How BAA uses MAXIMO to increase efficiency in its business
by MRO Software

BAA is the world’s leading airport company. It serves over 200 million passengers worldwide, including 122 million passengers in the UK. BAA owns and operates seven airports in the UK: Heathrow, Gatwick, Stansted, Glasgow, Edinburgh, Aberdeen and Southampton — which together handle 69% of the UK’s passenger traffic.

BAA’s seven UK airports account directly for 111,000 jobs. Of the seven, Heathrow Airport is one of the UK’s largest employers with 65,000 people employed at the airport. BAA provides facilities and services to over 300 companies and organisations operating in or around the airport, including airlines, caterers, retailers as well as the HM Customs and Immigration services.
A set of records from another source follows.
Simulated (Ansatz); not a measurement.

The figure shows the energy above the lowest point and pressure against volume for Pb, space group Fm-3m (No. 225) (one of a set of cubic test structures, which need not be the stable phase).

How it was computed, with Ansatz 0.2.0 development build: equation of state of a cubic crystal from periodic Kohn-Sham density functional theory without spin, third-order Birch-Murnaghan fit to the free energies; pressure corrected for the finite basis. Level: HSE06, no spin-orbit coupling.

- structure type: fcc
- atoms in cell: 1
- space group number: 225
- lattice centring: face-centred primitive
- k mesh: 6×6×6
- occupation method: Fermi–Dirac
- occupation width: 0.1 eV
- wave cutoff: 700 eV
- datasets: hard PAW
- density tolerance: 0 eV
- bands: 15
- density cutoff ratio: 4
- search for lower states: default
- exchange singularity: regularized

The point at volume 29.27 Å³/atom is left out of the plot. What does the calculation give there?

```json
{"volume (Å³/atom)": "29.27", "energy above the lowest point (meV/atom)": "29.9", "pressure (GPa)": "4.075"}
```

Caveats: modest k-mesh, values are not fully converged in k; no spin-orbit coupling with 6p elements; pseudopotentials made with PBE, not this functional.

BAA had come to recognise that the systems and processes set up to deal with the upkeep of each airport were too diverse. It was widely acknowledged that the maintenance function was becoming an area of service quality and cost opportunity, so BAA took the decision to review its systems and processes and the IT systems supporting them in order to address these opportunities.

The review showed that whilst systems in place were found to be effective, BAA were losing out on a number of efficiencies by not having an approach that was more consistent. The BAA Engineering Maintenance team sat down and decided on key criteria on how the IT system could achieve true process dependency and efficiency for the business. These included identification of best maintenance practices for the company’s assets that had to be applicable to all sites. The system had to provide management data to aid lifecycle costing and budgeting; and effective work and resource planning via deployment of a tactical tool for day-to-day work scheduling. Finally, it had to be considered as a strategic tool to help in longer term forecasting of work and resources.

BAA had been using MAXIMO for over 10 years, having initially purchased the tool to replace a fault reporting system. BAA maintenance management recognised that MAXIMO could, in effect, help in supporting its requirements in developing a true consistent approach.

They saw that the product could provide a single solution that had comprehensive functionality around their core requirements of fault reporting, asset hierarchy, maintenance planning & scheduling. Steve Bennett, Maintenance Systems Development Manager at BAA explains, “Over the years we had built up our usage of MAXIMO more and more, making increasing use of the functionality the application provides. We could see quite quickly that MAXIMO could allow us to achieve our goal of having a much more holistic view of our overall maintenance process and goals.”

BAA set up The AMA (Acquire and Maintain Assets) Maintenance Change Programme to drive the streamlining of the whole asset maintenance approach, to harmonise all the different processes and work practices in operation across the business. The AMA aims to achieve a continuous cycle of improvement in the asset management process, to imbed process within the MAXIMO application and at the same time drive business improvement.

MAXIMO is a principal foundation of the AMA process. Managing 300,000 assets and a work order rate in excess of 34,000 per month across the whole BAA group means that the prioritisation of maintenance requests needs to be performed in a balanced, yet structured, manner. MAXIMO has brought the necessary focus to criticality; assigning work orders to the 450 direct employed and 400 contract employed technicians based on the strength of information available and previously agreed criticality assessment.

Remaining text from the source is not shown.